Chuck Norris
As most kids are screaming "School's out for
summer," 18-year-old high-school student
Andrew Lampart is still trying to figure out
why his school's Internet service blocked him
from gathering conservative facts for his side
of the argument on his school debate team.
Andrew told Fox News, "I knew it was
important to get facts for both sides of the
case." But when he tried to do an Internet
search of conservative views, he was
prevented at every turn.
After being blocked from websites supporting
Americans' constitutional right to bear arms
as stated in the Second Amendment, Andrew
soon learned his school's computers
prohibited him from viewing any website or
information that wasn't liberal in nature.
National Rifle Association website -- blocked.
The Republican Party website -- blocked.
National Right to Life website -- blocked. Pro-
traditional marriage websites -- blocked.
Vatican website -- blocked.
But here's what wasn't blocked in his
continued Internet search: pro-gun-control
websites, the Democratic Party website, the
Planned Parenthood website, an LGBT
website and an Islamic website.
Andrew took his grievance up the chain of
command at his Connecticut high school --
first to the principal and then to the
superintendent and then to the school board.
Nearly two months after the incident,
Andrew's only official response has come
through the superintendent, who wrote a
letter about the issue to parents and citizens
in their community because news of the
liberal bent was spreading like wildfire. She
blamed Andrew's conservative education
prohibition on the school's Internet filtering,
which she said is intended to "protect minors
from potentially harmful or inappropriate
content" -- for example, "violence/hate/
racism, cults/the occult, to name a few."
She was puzzled, however, that "many of the
liberal sites accessible to the student fell into
the 'not rated' category, which was unblocked
while many of the conservative sites were in
the 'political/advocacy group' which is
accessible to teachers but not to students."
Mrs. Superintendent, there's no surprise or
mystery here. The problem is not the
software but those programming it. As long
as you have liberal-minded architects across
the spectrum who only want to steer kids in
their own particular secular and progressive
direction, changing Internet filters all day
long isn't going to change the educational
outcome; students will be prohibited from
conservative education. Website accessibility
is no different from choosing textbooks or
instructors in classes; if liberals are in
control, liberalism is the education.
A high school's prohibiting conservative
views isn't shocking to any of us who for
decades have watched the dilapidating state
of public education. It's just one more sign
that public schools are little more than
secular progressive indoctrination camps.
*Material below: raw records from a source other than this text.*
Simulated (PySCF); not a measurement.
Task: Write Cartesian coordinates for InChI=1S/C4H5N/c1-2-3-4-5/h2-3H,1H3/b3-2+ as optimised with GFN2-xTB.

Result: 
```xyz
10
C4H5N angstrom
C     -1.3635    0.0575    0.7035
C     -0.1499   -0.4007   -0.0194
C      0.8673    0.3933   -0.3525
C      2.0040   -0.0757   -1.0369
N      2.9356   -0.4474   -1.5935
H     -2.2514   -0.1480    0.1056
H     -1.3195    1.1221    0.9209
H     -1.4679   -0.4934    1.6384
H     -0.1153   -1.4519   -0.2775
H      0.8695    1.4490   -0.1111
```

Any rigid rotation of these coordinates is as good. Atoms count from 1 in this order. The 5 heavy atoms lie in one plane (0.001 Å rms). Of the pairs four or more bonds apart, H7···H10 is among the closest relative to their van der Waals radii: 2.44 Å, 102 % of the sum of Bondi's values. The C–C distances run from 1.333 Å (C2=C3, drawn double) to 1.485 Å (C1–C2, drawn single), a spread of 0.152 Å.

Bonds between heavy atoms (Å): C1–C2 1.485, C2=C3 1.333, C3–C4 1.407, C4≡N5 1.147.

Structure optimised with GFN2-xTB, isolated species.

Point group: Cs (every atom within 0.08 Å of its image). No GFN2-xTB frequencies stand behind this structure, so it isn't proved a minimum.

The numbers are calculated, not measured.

Andrew was exactly right when he said about
his Internet education experience -- or lack
thereof: "This is really borderline
indoctrination. Schools are supposed to be
fair and balanced towards all ways of
thinking. It's supposed to encourage students
to formulate their own opinions. Students
aren't able to do that here at the school,
because they are only being fed one side of
the issue."
Out of the mouth of babes.
True education doesn't fear alternative views
or even falsehoods, though they should be
couched in age-appropriateness and a venue
where options are presented with evidence.
At least, that was the educational belief of our
Founding Fathers and those who followed
them for a few generations.
With Independence Day fast approaching,
consider alone the words of one of the
greatest American minds and educators and
one of the pillars of our republic, Thomas
Jefferson, who vehemently fought for the
broad education of common Americans. As
he founded the University of Virginia, he
wrote this about his philosophy and goal of
education on Dec. 26, 1820: "This institution
of my native state, the Hobby of my old age,
will be based on the illimitable freedom of
the human mind, to explore and to expose
every subject susceptible of (its)
contemplation."
The very next day, he further elaborated
about what "illimitable freedom of the human
mind" should encompass: "This institution
will be based on the illimitable freedom of
the human mind. For here we are not afraid
to follow truth wherever it may lead, nor to
tolerate any error so long as reason is left
free to combat it."
Jefferson was exactly right, too. Regardless of
whether our views define truth and reality,
an open education is about presenting every
side of the coin -- no matter how ignorant or
idiotic we believe another's views are or
appear to be. That is why teaching about
"intelligent design" and religion should be an
integral part of every curriculum.
Roughly 30 years ago, Dr. Allan Bloom wrote
these words of warning about a country and
educational system that were mimicking
fascism more than they were freedom, in his
now classic book "The Closing of the
American Mind": "True openness is the
accompaniment of the desire to know, hence
of the awareness of ignorance. To deny the
possibility of knowing good and bad is to
suppress true openness."
There is also no doubt about this: When we
fear alternative views to the extent that we
eliminate them from curricula, we have
reduced education to nothing more than
tyranny and indoctrination.
As Bloom said, "freedom of the mind requires
not only, or not even especially, the absence
of legal constraints but the presence of
alternative thoughts. The most successful
tyranny is not the one that uses force to
assure uniformity but the one that removes
the awareness of other possibilities."
(If you haven't seen the movie "God's Not
Dead," which addresses the very heart of this
academic issue, please see it. If you can't find
it in a local theater, try to find it at a church
in your area that has bought a license to show
it. For more information, go to http://
godsnotdeadthemovie.com.)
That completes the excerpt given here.